Hypotheticals

Can a Tenant Enforce an Unsigned Lease?

By 
Douglas Robbins
May 26, 2021
QUESTION: Landlord negotiates a five year commercial lease and offers it to tenant to sign. Tenant signs at Landlord's office. Landlord goes to home office to sign the lease but then changes lease by increasing the negotiated rent demanded. Then he thinks twice and refuses to sign its own modified lease. Is this an enforceable lease in its original or modified terms?

The short answer is: NO. At this particular point in time, there is no valid lease and there is no live offer from tenant.

CONTRACT THEORY.  As a background matter, in order to have a contract (of which a lease is simply a particular kind of contract) you simply need (1) an offer by one party, (2) an acceptance of that offer by another party, (3) some sort of consideration, meaning something of value to exchange, and (4) the subject matter of the agreement must not be illegal.

Here you have the Landlord making an offer in the form of the lease that she presents to the Tenant and Assignee. The Tenant accepts the offer by signing the lease. The terms of the lease involves an exchange of consideration:  presumably the landlord provides the property (a thing of value) and the tenant pays money (also a thing of value).  We will assume this commercial lease is for lawful activity, not for engaging in criminal enterprise. Normally this would be sufficient for a valid and enforceable agreement. But not in this case. In this case we have an exception called the statute of frauds.

STATUTE OF FRAUDS. The statute of frauds says that there are certain categories of agreements that must be signed in writing. In California, the statute of frauds applies to a lease if the rental term exceeds one year. See Cal. Civ. Code §§ 1091, 1624(a)(1)-(3); Cal. Civ. Proc. Code §§ 1624(a)(3), 1971. This five year commercial lease (running longer than a year) is not valid until all parties, including the landlord signs the lease. Since the landlord has refused to sign, the parties have no enforceable agreement, neither in its original form, nor in its modified form.

COUNTEROFFER.  Moreover, the Landlord has rejected the Tenant's signed lease by making a counteroffer. A counteroffer is (1) a rejection of the last offer and (2) makes a new offer of terms.  Here, the Tenant signed the lease, turning that document, effectively, into an offer for the Landlord to then accept or reject. The Landlord rejected that lease offer by making material changes in the lease terms, increasing the rent. Now the signed lease offer is a dead offer. The Tenant has no obligation to make good on the original signed offer, and is not bound by the old signed lease. The Tenant may now accept, reject, or counteroffer the Landlord’s last offer as Tenant sees fit.

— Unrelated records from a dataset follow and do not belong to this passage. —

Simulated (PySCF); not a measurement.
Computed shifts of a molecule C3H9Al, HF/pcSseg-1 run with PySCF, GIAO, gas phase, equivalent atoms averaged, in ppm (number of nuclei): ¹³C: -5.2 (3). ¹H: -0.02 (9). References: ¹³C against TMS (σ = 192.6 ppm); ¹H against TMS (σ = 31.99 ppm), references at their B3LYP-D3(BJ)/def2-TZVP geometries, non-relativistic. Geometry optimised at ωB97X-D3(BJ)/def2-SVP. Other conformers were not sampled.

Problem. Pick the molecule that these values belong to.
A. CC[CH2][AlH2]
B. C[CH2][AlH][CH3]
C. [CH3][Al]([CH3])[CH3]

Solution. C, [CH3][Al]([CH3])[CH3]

PROMISSORY ESTOPPEL. To make things more complicated, although the Parties may not have a valid lease, Tenant may have an action for promissory estoppel against the Landlord. Despite the statute of frauds, an oral agreement may be enforceable if (1) the tenant detrimentally changed position in reasonable reliance on the agreement and unconscionable injury would occur should it not be enforced or (2) the landlord accepted the benefits of the agreement and would be unjustly enriched by its nonenforecment. Here the facts are not clear if the Landlord forced the Tenant to “change position” –meaning do something that made the Tenant worse off in reliance on the Landlord’s promise--something like give notice to another landlord and move out, leaving the Tenant now with no place to conduct business. But if the elements of promissory estoppel are met then the Tenant may have an action against the Landlord, not for breach of lease but for reliance on an ORAL promise.

On this issue, an important treatise notes, landlords should avoid “duping” their prospective tenants:

Statements to a prospective commercial tenant like, “Don't worry, your lease is as good as signed ... ” . . . may “dupe” the prospective tenant into relying on the landlord's word. If the prospective tenant then starts spending money on the space, thinking he or she already has a deal (e.g., hiring space designer, ordering new business cards and stationery), the landlord is sure to draw a lawsuit if he or she reneges on the supposed “deal,” contending a lease was never signed!

Terry B. Friedman et al., Cal. Prac. Guide Landlord-Tenant § 2:90 (2011).